Generation X (sometimes shortened to Gen X), is the name given to the generation of people born between the mid-1960’s and the early-1980’s. Gen X follows the baby boom generation and precedes the millennial generation.
According to the Financial Conduct Authority's paper on the accumulation of wealth in the UK (May 2019), half of all 20-29 year olds have no retirement savings and those aged 30 to 39 have saved less than
£30,000.
The Financial Conduct Authority also found that almost 40 per cent of working age individuals have no private pension wealth at all.
A good proportion of “Generation X” may be looking at financial hardship in retirement due to having inadequate pension savings, and run the risk of only achieving a minimum or lower than minimum standard of living in retirement as a result.
Gen X missed two pension boats
Many entered the job market too late to take full advantage of final salary pensions, yet too early to enjoy the full benefits of initiatives like auto-enrolment, meaning their retirement income will be stretched as a result. Yet another reminder that we should all be trying harder to save for old age?
Solutions for people struggling with pension saving
Generation X is far from being the only group facing a pensions shortfall, and the prudent approach should be that if you want something done, you must do it yourself.
Although pension saving might not be easy, it may be easier than you think. There’s often time to support your retirement prospects and alter their current trajectory. By paying attention on not under-saving and tapping into opportunities when you have a little more money.
Perhaps looking at saving more once debts have been paid off and increasing pension contributions when you receive a pay rise or a decrease in mortgage payments. Even a small increase in contributions can make asignificant difference to eventual retirement income. When it may be hard to make ends meet, it is tempting to think of pensions as non-essential spending – something that can be put off till later. Saving into a pension comes with the advantage of tax- relief and compound interest, it can be a smart move for your future.
Perhaps there are other assets that could help fund retirement?
When you’re saving for retirement, it’s often a pension that’s at the forefront. However, there are many other assets that can support your retirement plans. If you’ve found that your pension will leave a shortfall in the income you need, other assets such as savings held in an ISA (Individual Savings Account), property or an investment portfolio can help plug the gap.
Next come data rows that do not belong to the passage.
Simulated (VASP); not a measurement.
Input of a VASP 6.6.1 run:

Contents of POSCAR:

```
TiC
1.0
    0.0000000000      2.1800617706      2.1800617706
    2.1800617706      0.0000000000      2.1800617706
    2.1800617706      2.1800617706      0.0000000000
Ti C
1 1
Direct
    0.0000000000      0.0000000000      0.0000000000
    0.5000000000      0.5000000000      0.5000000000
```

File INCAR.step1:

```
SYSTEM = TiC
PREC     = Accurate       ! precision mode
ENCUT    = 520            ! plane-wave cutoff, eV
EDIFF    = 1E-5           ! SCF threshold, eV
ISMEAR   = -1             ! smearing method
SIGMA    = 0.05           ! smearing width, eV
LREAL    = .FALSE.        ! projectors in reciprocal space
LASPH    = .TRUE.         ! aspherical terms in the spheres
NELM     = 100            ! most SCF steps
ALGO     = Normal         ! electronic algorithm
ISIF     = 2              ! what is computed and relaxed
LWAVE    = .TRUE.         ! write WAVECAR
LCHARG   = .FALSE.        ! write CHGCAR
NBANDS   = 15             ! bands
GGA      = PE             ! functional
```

It can be difficult to decide what assets you should access to create an income and how to substantially withdraw money from them. This is where a financial plan is essential. It can help bring together all your assets to build a retirement plan that matches your aspirations and the resources you’ve built up, in the most tax-efficient way.
The value of pensions and investments and the income they produce can fall as well as rise.
Tax treatment varies according to individual circumstances and is subject to change.